The Private Order

Access-controlled networks within open societies

Success to the Successful

The Case

In 2007, Mark Filip — Deputy Attorney General of the United States — authors the "Filip Factors," formal guidelines governing when the DOJ will offer deferred prosecution agreements to corporations. He leaves government. He joins Kirkland & Ellis. He now deploys those same factors defending BP after Deepwater Horizon, Volkswagen after Dieselgate, Boeing after the 737 MAX crashes — extracting $14B+ in favorable DPA terms from the department whose policy he wrote. His former colleague Brian Benczkowski moves the other direction: K&E partner to head of DOJ's Criminal Division, where he oversees the very DPA framework his former firm specializes in. This isn't corruption in the traditional sense. No one pays a bribe. No law is broken. The private order operates through something more durable: shared professional identity, reciprocal career advancement, and the understanding that today's prosecutor is tomorrow's defense partner.

Definition

A parallel access-controlled network operating within an ostensibly open-access democratic society, where membership is maintained through reciprocal obligation and access to the network IS the rent.

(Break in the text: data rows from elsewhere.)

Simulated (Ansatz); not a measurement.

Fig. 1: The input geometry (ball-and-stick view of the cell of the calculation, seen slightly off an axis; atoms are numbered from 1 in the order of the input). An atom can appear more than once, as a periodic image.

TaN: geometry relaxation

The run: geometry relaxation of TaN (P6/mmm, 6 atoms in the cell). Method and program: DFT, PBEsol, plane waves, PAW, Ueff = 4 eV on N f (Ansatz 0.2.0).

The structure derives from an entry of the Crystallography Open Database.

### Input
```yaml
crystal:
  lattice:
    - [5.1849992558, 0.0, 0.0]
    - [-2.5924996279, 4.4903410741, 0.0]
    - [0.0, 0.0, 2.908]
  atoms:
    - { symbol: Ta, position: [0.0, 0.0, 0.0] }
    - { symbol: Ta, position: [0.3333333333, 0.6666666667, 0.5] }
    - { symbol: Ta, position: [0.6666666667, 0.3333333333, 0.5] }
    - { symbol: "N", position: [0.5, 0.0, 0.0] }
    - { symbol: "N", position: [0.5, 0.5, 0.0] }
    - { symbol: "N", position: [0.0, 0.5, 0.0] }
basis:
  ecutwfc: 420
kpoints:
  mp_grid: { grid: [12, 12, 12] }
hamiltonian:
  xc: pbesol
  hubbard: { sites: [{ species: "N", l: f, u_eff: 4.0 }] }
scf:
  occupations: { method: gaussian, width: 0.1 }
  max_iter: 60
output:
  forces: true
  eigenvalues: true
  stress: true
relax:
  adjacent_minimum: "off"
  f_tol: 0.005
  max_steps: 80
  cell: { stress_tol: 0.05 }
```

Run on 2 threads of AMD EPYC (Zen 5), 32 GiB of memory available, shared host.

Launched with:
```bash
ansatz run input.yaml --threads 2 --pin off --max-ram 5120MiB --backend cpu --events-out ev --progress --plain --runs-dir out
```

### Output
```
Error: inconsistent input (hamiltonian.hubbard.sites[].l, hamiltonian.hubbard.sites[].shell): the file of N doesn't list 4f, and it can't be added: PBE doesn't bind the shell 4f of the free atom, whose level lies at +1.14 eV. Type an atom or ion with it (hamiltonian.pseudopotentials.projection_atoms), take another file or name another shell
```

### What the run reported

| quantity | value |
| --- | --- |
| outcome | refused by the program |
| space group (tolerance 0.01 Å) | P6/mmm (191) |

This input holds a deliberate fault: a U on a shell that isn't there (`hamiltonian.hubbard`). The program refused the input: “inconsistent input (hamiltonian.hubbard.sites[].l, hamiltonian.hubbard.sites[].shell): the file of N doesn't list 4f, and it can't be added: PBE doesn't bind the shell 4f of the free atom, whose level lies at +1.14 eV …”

North, Wallis & Weingast, *Violence and Social Orders* (2009). The distinction between "limited access orders" (where elites control access to valuable resources and organizations) and "open access orders" (where competition is impersonal and access is broadly available). The insight applied here: open-access societies contain embedded limited-access networks among elites.

Mechanism

1
Controlled entry

Access requires introduction by existing members. You cannot buy your way in; you must be invited.

2
Reciprocal obligation

Membership creates implicit debts. Attending dinners, accepting introductions, participating in philanthropic initiatives generates social obligations that can be called upon later.

3
Institutional capture

The network members occupy positions across multiple institutions (finance, government, media, law, academia), creating a cross-institutional coordination layer that operates informally.

4
Revolving door as access mechanism

Movement between government and private sector (K&E↔DOJ, Goldman↔Treasury) isn't merely career progression; it's how the private order maintains influence across institutions.

5
Enforcement through exclusion

Members who defect (cooperate with investigations, break ranks publicly) are excluded. The cost of exclusion is loss of deal flow, social access, and career opportunities.

Canonical Instances

The K&E-DOJ revolving door

Filip (DAG→K&E partner), Benczkowski (K&E→DOJ Criminal Division head), multiple other attorneys cycling between prosecution and defense. The DPA framework that Filip wrote as DAG became the tool K&E used for corporate clients. The "order" spans both institutions.

Thread 7 findings
The Mega Group

Wexner-Lauder-Steinhardt-Bronfman philanthropic/intelligence network. Self-consciously organized as an exclusive club of billionaire donors with shared political objectives. Entry by invitation only. Coordinated action on Israel policy, political donations, and intelligence-adjacent activities.

Thread 2 findings
The philanthropy circuit

Epstein's science funding, dinners with academics, participation in Edge Foundation events — these aren't charity. They're membership dues in a network that provides access to credentialed expertise, social legitimacy, and young talent.

Detection Markers

Multiple network members appearing on the same boards, foundations, advisory committees
Career paths that cycle between regulatory/government positions and the entities they regulate
Social events that serve as coordination mechanisms (dinners, retreats, conferences with exclusive guest lists)
Philanthropic giving that creates institutional dependencies (Epstein→Harvard, Wexner→Ohio State)
Information sharing that crosses institutional boundaries (Karp leaking Ghosn/DOJ intelligence to Epstein)

Limitations

Every industry has professional networks. Not every exclusive network is a "private order." The distinction is whether the network coordinates action across institutional boundaries in ways that subvert the institutions' public purposes.
The model can slide into conspiracy thinking if applied without evidence. The claim isn't "there's a secret cabal" — it's "there are specific, documentable networks of reciprocal obligation that cross institutional boundaries."
North et al. developed the framework for understanding state-level political orders, not private networks. The application to sub-state networks requires careful adaptation.